## Evaluating Model Performance by Category

In this cell, we evaluate the model's performance by splitting the generated and target details into categories and calculating various metrics:

### Data Preparation

- **`generated_dict`** and **`target_dict`**: Dictionaries to store generated and target details for each category (0 through 5). The `generated_details` and `target_details` lists are split into these dictionaries based on category indices.

- **`generated_details`** and **`target_details`**: Predictions generated by the model and the actual target values

### Metrics Calculation

- **`categories`**: List of categories for which metrics will be computed: `details_Brand`, `L0_category`, `L1_category`, `L2_category`, `L3_category`, and `L4_category`.

- **`metrics`**: List of metrics to be calculated: `accuracy`, `precision`, `recall`, and `f1`.

For each category:
1. **Compute Metrics**: Accuracy, precision, recall, and F1 score are calculated using `accuracy_score`, `precision_score`, `recall_score`, and `f1_score` from `sklearn.metrics`. Metrics are computed with macro averaging to handle multi-class classification.

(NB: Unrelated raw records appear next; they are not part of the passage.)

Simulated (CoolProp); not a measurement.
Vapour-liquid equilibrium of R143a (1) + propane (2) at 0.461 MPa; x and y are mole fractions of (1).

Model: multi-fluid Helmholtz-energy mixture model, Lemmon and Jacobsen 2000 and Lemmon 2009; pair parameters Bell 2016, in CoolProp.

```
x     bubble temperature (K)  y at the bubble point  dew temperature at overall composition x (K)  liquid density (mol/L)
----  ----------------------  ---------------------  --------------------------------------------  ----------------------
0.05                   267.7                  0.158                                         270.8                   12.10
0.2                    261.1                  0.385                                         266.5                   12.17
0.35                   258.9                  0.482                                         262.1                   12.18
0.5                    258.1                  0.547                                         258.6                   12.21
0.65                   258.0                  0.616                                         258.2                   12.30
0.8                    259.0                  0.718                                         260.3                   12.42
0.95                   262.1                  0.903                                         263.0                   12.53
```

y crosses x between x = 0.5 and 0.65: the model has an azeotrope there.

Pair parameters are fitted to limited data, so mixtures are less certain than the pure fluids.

2. **Print Results**: The results for each category are printed, showing the calculated metrics with four decimal places.

The printed results provide insight into the performance of the model across different categories and metrics.


In [None]:
from sklearn.metrics import accuracy_score, precision_score, recall_score, f1_score

generated_dict = {i: [] for i in range(6)}
target_dict = {i: [] for i in range(6)}

for gen, tar in zip(generated_details, target_details):
    for i in range(6):
        generated_dict[i].append(gen[i])
        target_dict[i].append(tar[i])

print('Splitted into category.............\n')

# Clean repeated patterns in L4_category
generated_dict[5] = [text for text in generated_dict[5]]

categories = ['details_Brand', 'L0_category', 'L1_category', 'L2_category', 'L3_category', 'L4_category']
metrics = ['accuracy', 'precision', 'recall', 'f1']

results = {category: {metric: 0 for metric in metrics} for category in categories}

for i, category in enumerate(categories):
    print('Current Category: ', category)
    y_true = target_dict[i]
    y_pred = generated_dict[i]

    results[category]['accuracy'] = accuracy_score(y_true, y_pred)
    results[category]['precision'] = precision_score(y_true, y_pred, average='macro', zero_division=0)
    results[category]['recall'] = recall_score(y_true, y_pred, average='macro', zero_division=0)
    results[category]['f1'] = f1_score(y_true, y_pred, average='macro', zero_division=0)

print()

for category, metrics in results.items():
    print(f"{category}:")
    for metric, value in metrics.items():
        print(f"  {metric}: {value:.4f}")
    print()

## Computing Item-Level Accuracy

In this cell, we define a function to compute item-level accuracy, which measures how often all predicted categories match the target categories for each item:

### Function: `compute_item_accuracy`

- **Inputs**:
  - `generated_details`: List of predicted details for each item.
  - `target_details`: List of true details for each item.

- **Process**:
  - **Count Correct Items**: Iterates through pairs of generated and target details. If all elements in a generated detail match the corresponding elements in the target detail, it counts as a correct item.
  - **Compute Accuracy**: Divides the count of correct items by the total number of items to get the accuracy. Returns `0` if there are no items.

### Execution

- **`item_accuracy`**: Calls `compute_item_accuracy` with the `generated_details` and `target_details` to calculate the accuracy.
- **Print Accuracy**: Prints the item-level accuracy with four decimal places.

Item-level accuracy provides a metric of how well the model performs in predicting all categories correctly for each product.


In [None]:
def compute_item_accuracy(generated_details, target_details):
    correct_items = 0
    total_items = len(generated_details)

    for gen, tar in zip(generated_details, target_details):
        if all(g == t for g, t in zip(gen, tar)):
            correct_items += 1

    return correct_items / total_items if total_items > 0 else 0

item_accuracy = compute_item_accuracy(generated_details, target_details)
print(f"Item-level accuracy: {item_accuracy:.4f}")